If you use these prayers as one of your Ingredients for Worship, please give credit to Elsa Anders Cook. I would love to hear about any adaptations you make for your context and hear how it goes.
It was important to me. I wanted to do it. I’m already a member of another church where I never get to attend worship, but I read their newsletter and pray for their ministry. We’ve moved too faraway for regular worship to be possible and I’ve wanted to find someplace to be known. I’ve wanted some place close by to belong. And so, I met with the pastor of my local United Church of Christ and expressed my desire to join this small tribe and waited until this day when it could finally happen. Even so, it felt strange.
It felt odd to stand in front of this lovely group of people and makes these promises I’ve so often asked others to make. Repeating baptismal vows should be so shaky. Not just for those who stand before the congregation to say they will, but for those seated and listening, it’s another chance as the church calendar changes and the birth of Christ comes to wonder if we’ve really done these things or if we need to promise to start anew.

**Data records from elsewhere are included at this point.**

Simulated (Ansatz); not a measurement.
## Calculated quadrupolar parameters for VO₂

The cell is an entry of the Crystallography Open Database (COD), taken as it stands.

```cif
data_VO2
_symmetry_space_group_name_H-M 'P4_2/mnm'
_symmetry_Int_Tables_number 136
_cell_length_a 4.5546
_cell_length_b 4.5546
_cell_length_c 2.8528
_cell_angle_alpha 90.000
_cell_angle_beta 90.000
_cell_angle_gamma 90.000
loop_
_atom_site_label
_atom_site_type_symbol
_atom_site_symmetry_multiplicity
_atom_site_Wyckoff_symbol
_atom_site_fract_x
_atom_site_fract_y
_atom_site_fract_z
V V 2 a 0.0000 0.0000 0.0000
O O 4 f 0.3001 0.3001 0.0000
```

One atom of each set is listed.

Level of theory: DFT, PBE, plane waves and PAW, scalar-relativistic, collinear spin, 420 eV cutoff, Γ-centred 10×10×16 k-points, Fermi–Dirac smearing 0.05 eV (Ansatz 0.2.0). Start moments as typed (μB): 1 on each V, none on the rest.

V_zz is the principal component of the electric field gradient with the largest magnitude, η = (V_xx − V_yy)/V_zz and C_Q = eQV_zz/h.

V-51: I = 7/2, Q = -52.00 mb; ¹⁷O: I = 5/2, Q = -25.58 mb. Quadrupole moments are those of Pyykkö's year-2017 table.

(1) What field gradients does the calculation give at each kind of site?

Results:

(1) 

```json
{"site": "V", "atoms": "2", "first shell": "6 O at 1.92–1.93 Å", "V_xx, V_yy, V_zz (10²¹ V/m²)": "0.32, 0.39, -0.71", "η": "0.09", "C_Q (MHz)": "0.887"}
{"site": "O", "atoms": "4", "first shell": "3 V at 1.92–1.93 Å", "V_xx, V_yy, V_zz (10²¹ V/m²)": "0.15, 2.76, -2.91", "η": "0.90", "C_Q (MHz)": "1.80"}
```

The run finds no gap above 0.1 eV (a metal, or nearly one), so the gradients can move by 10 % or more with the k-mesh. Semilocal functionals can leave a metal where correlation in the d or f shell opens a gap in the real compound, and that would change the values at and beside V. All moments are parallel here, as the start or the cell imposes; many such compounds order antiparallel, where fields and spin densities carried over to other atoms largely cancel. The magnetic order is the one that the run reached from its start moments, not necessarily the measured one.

To say again that I’m ready “to resist oppression and evil, to show love and justice, and witness to the work and word of Jesus Christ as best I am able.” It comes as a question. Or a series of questions to which I can’t help but stand a little taller each time I say “I will, with the help of God.”
Yes, I want to grow in this faith. Please help me grow. It’s why I’m doing this thing. It’s why I’m joining another church because I want to grow. Ore than that, I want my little girl to grow into this faith. It’s why I’m repeating these words. I want to be changed by this group of people in this place where we try together to celebrate Christ’s presence.
I want this. I’m ready for this. It’s why I pushed the pastor for a day to join but it feels a bit different the moment I stand there before all those people with my baby strapped to my stomach snoring soundly. It’s different and I’m not sure why.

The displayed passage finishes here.